Black Lives in the Founding Era News, Week 10: Slavery in New York by 1800 Census
Posted by Gilder Lehrman Staff on Wednesday, 05/19/2021
The Gilder Lehrman Institute initiative “Black Lives in the Founding Era” restores to view the lives and works of a wide array of African Americans in the period 1760 to 1800, drawing on our archive of historical documents and our network of scholars and master teachers.
Highlighted in this weekly news post are programs, resources, and other matter related to Black Lives in Founding Era.

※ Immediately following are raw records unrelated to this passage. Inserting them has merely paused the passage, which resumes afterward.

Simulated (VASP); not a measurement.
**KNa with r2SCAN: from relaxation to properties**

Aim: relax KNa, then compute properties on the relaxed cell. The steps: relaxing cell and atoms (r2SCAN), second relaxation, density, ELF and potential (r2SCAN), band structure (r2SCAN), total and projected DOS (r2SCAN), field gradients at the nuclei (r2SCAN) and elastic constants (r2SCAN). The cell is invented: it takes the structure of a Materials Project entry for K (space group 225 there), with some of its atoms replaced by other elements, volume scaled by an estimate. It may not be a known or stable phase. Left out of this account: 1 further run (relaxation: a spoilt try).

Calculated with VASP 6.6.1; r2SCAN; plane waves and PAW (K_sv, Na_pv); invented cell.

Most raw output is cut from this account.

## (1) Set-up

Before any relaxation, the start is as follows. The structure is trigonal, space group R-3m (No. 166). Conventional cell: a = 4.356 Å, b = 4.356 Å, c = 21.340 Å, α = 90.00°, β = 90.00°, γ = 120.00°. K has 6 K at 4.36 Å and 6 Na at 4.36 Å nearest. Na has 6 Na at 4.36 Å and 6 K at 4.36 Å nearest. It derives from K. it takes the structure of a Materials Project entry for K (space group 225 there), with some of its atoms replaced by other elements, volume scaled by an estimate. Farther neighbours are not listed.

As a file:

Slavery in the New York State Census, 1800
Sometimes numbers say more than words. In the year 1800, this census taken in New York counted the aggregate number of people in the state as 578,349. Missing from that number were 8,241 people who would have been counted were slavery not still legal or if enslaved people were not still counted as 3/5 of a person in every state, as stipulated in the US Constitution.
The southern states, roughly 1/3 of whose combined populations were enslaved in 1800, gained more congressional seats per state because their slaves were counted. With around 30,000 people needed to account for a House seat, New York's number of enslaved people would have been over 2/3 of the way toward another House seat had all 20,603 enslaved people in the state been counted.
The census for the state of New York in 1800 conveys the North’s complicity in slavery. New York’s leaders may have passed a bill for the gradual abolition of slavery in 1799, but it was not fully implemented until 1827. Therefore, New York included only 60 percent of those held in bondage within its borders in the census counts of 1800, 1810, and 1820.